These days, it seems very few conversations about food, urbanization, or economics do not at some stage steer towards China. As Mark Lyons, vice president of Alltech, points out, China will play a defining role in what our future will look like, thus necessitating that we understand it better.
“(Former Chinese leader) Mao Zedong said, ‘You are not a man if you don’t go to the Great Wall and hike it at least once in your life.’ I would say you are not an entrepreneur if you don’t visit China at least once in your life,” Lyons said.
Lyons, who has been based in China for the past 20 months, said the growth of China is “really unfathomable.”
“The pace of change is so quick. By the time I get back, I can imagine a building half constructed, a new subway being built — things are happening so fast,” he said. “Even though we hear a lot about economic slowdown, seven percent growth in the second largest economy in the world is still a very considerable number,” he told those attending Alltech’s Global 500 event in Ireland in early October.
Will need more meat, milk
While it is estimated that 300 million more Chinese will move to cities, Lyons says it’s not about urbanization, but rather this group’s different habits and needs. While China will have the largest middle class in the world and will need 50 percent more meat, milk and eggs, volume will not be the only concern, but rather the type of products these increasingly selective consumers want.
“They have a penchant for imported products.
This is something that will define the next 17 years in our industry,” Lyons said. “They will spend more as incomes go up.”
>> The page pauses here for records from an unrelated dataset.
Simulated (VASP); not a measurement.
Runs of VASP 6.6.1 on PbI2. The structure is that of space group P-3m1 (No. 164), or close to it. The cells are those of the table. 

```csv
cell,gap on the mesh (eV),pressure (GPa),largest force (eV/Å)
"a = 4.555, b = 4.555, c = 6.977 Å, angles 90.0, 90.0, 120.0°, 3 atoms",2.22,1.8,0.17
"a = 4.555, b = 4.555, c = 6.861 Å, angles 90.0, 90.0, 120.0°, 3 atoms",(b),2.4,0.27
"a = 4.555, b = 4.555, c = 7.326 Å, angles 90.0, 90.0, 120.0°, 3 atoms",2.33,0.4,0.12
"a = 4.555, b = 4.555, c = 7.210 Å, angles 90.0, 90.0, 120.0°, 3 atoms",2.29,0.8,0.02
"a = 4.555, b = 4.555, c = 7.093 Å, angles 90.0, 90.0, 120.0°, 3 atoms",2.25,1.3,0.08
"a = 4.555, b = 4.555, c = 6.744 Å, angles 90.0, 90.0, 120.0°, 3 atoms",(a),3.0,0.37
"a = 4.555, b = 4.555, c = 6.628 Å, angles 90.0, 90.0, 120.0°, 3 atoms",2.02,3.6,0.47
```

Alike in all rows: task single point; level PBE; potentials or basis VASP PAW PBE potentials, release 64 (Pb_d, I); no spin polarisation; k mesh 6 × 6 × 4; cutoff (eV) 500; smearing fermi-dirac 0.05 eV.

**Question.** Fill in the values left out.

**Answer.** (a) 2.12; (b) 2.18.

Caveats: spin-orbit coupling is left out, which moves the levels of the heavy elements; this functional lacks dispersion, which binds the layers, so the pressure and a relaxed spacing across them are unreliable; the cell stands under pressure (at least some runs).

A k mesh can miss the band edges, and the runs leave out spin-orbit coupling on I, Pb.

However, China is in a position of food deficit, particularly in dairy. Currently, the country supplies 80 percent of its own milk, down from 90 percent just five years ago. Chinese dairy demand will grow faster than supply, so imports are a must, even though the government would prefer self-sufficiency.
“The previous thought was milk was for children or possibly the sick,” Lyons said. “Then, the former Chinese Premier had a dream that each Chinese person could afford to buy one jin or 500 grams of milk to drink every day. This has accelerated the growth of the industry.”
Another demographic to consider is China’s rapidly aging population. According to Lyons, this group is healthconscious and very concerned about what they are eating.
“This is a major opportunity for the dairy industry,” Lyons said. “We must consider what are the requirements of this population and how can we meet it more quickly?”
China’s own dairy industry
The country is also looking beyond borders to make the Chinese dairy industry more sustainable. Imported alfalfa continues to grow; trade in dairy cow numbers is holding steady, and Chinese dairy companies Yili and Mengniu are becoming global players.
The country is also seeing a vertical integration as the Chinese government is calling for large-scale, higher-production farms. Programs have been put in place to help support alfalfa production, breeding and more than 300-head herds. Nestlé plans to build a dairy farming institute and Alltech China will be assisting with providing worldrenowned experts and nutritional technologies.
“One of our closest customers in China told us four things we must remember about doing business in China — the leader must be involved, the company must have its own technology, it has to have its own management style and culture, and it has to have the best people,” Lyons concluded.